Imagine your feet pounding a determined rhythm alongside the railroad tracks on a cool, grey spring morning—that’s the beat. Imagine a grassy wind whipping across your face as mist-drops tap your skin willy-nilly—that’s the mandolin. Imagine the sun punching a beam of light through the icy clouds, barraging the sky till it turns blue despite itself—that’s the whistle riding atop the accordion. And imagine, suddenly, the train flying past you, slamming waves of motive force into your chest so you can’t tell your own heartbeat from the roar of the metal beast—that’s the drums, and the guitars, and the bass, and now you’re flying too.

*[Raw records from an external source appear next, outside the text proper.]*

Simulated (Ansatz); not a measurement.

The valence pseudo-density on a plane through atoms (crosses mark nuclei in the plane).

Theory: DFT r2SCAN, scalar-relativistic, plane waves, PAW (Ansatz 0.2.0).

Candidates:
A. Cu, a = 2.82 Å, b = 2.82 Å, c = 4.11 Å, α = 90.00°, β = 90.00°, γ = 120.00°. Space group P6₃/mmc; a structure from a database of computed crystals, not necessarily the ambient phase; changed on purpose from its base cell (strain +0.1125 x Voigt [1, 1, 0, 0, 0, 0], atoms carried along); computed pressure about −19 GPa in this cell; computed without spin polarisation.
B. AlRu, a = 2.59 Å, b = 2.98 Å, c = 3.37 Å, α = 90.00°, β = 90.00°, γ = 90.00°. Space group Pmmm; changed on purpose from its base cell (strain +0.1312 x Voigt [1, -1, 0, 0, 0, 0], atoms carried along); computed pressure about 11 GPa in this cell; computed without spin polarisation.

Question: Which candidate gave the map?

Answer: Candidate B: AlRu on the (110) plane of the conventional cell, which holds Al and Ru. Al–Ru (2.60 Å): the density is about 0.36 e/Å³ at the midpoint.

You’re listening to the Hooters.
When a couple of Penn undergrads start playing music together, as did Rob Hyman and Eric Bazilian, two science students in the early 1970s, and then proceed to keep playing music together for the following 40 years—as they’ve done as the songwriting core and dual vocalists of the Hooters, Philadelphia’s great rock band of the MTV era—the power of sheer statistics suggests that some odd synchronicities will arise over time. Here’s one: Five years ago, the Hooters played the Spectrum’s “Last Call” concert before that storied Philly arena closed forever. Now, this Saturday, the Hooters’ gig at Revel in Atlantic City marks the final weekend of live shows there as the bankrupt casino prepares to shut its doors for good.
“It’s not our fault,” Hyman deadpans. “I swear.”
While Revel’s brief, abortive two-and-a-half-year existence as A.C.’s tallest building offers no comparison to the 42 years worth of memories the Spectrum accumulated as the colossus of Philadelphia’s sports and entertainment worlds, there’s nonetheless a compelling reason to head down the Expressway to catch its swan song: The Hooters, wherever they’re playing their uniquely genre-defying blend of rock energy, Jamaican backbeats, Celtic jigs and bluesy roots—even when it’s the otherwise staid Capitol rotunda in Harrisburg, where they were honored last year with a command performance—turn that stage into a hootenanny to make the rest of the world’s distractions fade into happy oblivion.
Plus, here’s another bit of synchronicity: When the legendary folk-rock group the Band decided in the ’90s it was time to cover Bruce Springsteen’s “Atlantic City,” their producer at the time just happened to be longtime Hooters collaborator (and fellow Penn college pal) Rick Chertoff. So he called Hyman and Bazilian in to help the Band’s Levon Helm, Rick Danko and Garth Hudson reinterpret the Boss’s classic ballad of the shore town’s surreal, seedy underbelly.
“’Atlantic City’ was amazing,” Bazilian recalls. “It was the first song we did,” he says, upon sitting down together to record the songs that would become the Band’s Jericho album, “and we all got along great.” That chemistry is in evidence on the track, which blends Bazilian’s mandolin, Hyman’s keyboards, Hudson’s accordion, Jim Weider’s acoustic guitar and Helm’s vocal to create a sound that’s as Hootery as it is Band-ish, turning Springsteen’s somber ode into a perversely celebratory romp.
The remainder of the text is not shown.